Until the introduction of Chip and PIN, all face-to-face credit or Debit card transactions used a magnetic stripe or mechanical imprint to read and record account data, and a signature for verification. Under that system, the customer hands their card to the clerk at the point of sale, who either "swipes" the card through a magnetic reader or makes an imprint from the raised text of the card. In the former case, the system verifies account details and prints a slip for the customer to sign. In the case of a mechanical imprint, the transaction details are filled in and the customer signs the imprinted slip. In either case, the clerk verifies that the customer's signature matches that on the back of the card to authenticate the transaction.
This system has a number of security flaws, including the ability to steal a card in the post, or to learn to forge the signature on the card. More recently,[clarification needed] technology has become available on the black market for both reading and writing the magnetic stripes, making cards easy to clone and use without the owner's knowledge.
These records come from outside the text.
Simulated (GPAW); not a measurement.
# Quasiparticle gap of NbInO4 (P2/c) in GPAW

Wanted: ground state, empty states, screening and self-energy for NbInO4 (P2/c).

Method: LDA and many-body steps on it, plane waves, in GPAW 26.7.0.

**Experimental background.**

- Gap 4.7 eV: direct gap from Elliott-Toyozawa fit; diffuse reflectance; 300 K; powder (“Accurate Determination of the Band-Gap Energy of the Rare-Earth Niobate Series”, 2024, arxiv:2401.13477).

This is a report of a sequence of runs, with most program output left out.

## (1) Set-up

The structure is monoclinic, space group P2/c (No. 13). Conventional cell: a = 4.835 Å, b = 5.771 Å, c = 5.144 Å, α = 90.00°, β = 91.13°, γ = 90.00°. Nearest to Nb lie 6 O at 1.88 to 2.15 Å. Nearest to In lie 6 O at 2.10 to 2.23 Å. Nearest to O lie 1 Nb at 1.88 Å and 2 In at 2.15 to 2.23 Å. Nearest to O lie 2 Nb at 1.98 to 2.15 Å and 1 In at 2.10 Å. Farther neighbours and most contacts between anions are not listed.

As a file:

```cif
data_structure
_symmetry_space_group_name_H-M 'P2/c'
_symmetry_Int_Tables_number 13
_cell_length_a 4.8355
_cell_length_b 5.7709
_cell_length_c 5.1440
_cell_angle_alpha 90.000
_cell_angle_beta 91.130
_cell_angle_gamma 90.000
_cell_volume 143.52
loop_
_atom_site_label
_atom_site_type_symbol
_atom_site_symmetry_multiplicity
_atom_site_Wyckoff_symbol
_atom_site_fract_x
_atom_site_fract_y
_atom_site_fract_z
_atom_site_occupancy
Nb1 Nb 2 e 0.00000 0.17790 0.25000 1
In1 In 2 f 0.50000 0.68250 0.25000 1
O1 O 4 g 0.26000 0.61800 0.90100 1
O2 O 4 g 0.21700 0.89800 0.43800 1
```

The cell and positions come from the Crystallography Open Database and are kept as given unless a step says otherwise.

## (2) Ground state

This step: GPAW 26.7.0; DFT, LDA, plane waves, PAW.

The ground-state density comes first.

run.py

The first standard for smart payment cards was the Carte Bancaire M4 from Bull-CP8 deployed in France in 1986, followed by the B4B0' (compatible with the M4) deployed in 1989. Geldkarte in Germany also predates EMV. EMV was designed to allow cards and terminals to be backwardly compatible with these standards. France has since migrated all its card and terminal infrastructure to EMV.
The EMV standard was initially written in 1993 and 1994. JCB joined the consortium in February 2009, China UnionPay in May 2013, and Discover in September 2013.